By Kathryn Reed
KINGS BEACH – Is it a campground or is it a resort? Is it enhancing or hurting existing recreation? Is it a precursor for future development on the ridge? Is it precedent setting? Will it add to already heavy traffic on the North Shore?
These are just a few of the many questions the Tahoe Regional Planning Agency Governing Board will have to answer as the proposed Brockway Campground makes its way through the planning, permitting and approval process.
On Wednesday the proponents, Mountainside Partners (formerly East West Partners), spelled out plans to turn an undeveloped parcel off Fibreboard Freeway into a 550-site campground that would include tent camping, RVs and ecoshelters.
More than 200 people turned out for the nearly 2½-hour presentation. All of the 27 individuals who spoke were against the project.
The Sept. 23 unveiling gave the Governing Board an opportunity to learn about the controversial project without an action required. The application was submitted in July. An environmental impact report and environmental impact statement will be required.
Proponents were a bit contradictory in describing the terrain – at first saying how it is a disturbed site because of all the logging that has gone on there in the past (the land is owned by Sierra Pacific Industries), but then invoking how going forward it will be treated like a national park, with a bit of reverence.
Angela Lin with Square One said light from the campground would not be visible from North Shore towns. Many in attendance did not agree with that conclusion.
Attorney Lew Feldman touted the recreation benefits. The audience said a massive campground would negatively impact the current hiking and mountain biking by putting development in the middle of the forest.

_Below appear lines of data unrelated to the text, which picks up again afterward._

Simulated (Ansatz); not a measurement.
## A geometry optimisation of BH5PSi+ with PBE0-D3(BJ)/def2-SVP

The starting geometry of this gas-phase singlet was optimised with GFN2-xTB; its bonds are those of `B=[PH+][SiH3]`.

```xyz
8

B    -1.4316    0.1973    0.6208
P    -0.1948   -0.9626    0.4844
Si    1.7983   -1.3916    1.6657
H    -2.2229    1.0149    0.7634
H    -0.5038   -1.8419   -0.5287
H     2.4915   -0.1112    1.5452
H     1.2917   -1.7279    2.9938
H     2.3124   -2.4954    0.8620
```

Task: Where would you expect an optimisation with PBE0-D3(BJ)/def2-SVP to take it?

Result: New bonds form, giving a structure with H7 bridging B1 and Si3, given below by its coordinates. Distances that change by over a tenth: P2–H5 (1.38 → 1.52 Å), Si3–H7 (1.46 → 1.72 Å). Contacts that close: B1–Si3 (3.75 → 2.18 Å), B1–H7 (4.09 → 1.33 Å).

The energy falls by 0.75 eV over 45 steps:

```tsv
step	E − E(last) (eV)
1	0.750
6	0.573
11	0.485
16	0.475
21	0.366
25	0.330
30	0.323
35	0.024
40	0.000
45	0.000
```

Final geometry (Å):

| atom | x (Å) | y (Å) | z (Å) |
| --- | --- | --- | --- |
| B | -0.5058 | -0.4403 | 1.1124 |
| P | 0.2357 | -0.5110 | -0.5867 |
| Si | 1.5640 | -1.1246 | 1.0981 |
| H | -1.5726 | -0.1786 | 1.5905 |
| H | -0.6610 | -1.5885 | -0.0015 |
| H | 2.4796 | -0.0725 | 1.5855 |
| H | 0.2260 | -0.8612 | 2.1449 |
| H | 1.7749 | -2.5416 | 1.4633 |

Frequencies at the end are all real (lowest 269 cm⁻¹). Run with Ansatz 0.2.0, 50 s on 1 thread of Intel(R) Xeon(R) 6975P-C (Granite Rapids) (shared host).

In addition to the camping, there will be a swimming pool, lodge for dining and other structures.
Traffic concerns were repeated by many. Fibreboard Freeway, which is a misnomer because it is really a pothole filled U.S. Forest Service road, is off Highway 267 near Northstar. People wonder what the campground would do to already congested roads, as well as what the air quality impacts would be.
When TRPA votes on the project five of the California representatives will have to say yes for it to pass.
Detractors are already lining up.
“This is really blurring the definition between a campground and a resort,” Hal Cole, who represents South Lake Tahoe on the TRPA board, said. “This is not where I want a campground. This is hard to swallow on a lot of levels.” (He is a contractor by trade.)
Clem Shute, California governor appointee to the board, is weary of the former proposal of 112 residences for this site being “suspended” instead of “abandoned.” He called it suspicious and that it was like a threat to have it still lurking out there.
Shute and others pointed out how the Regional Plan says development should occur near urban areas or town centers, and that campgrounds per plan area statements should be near infrastructure. This proposal does not conform to those existing criteria.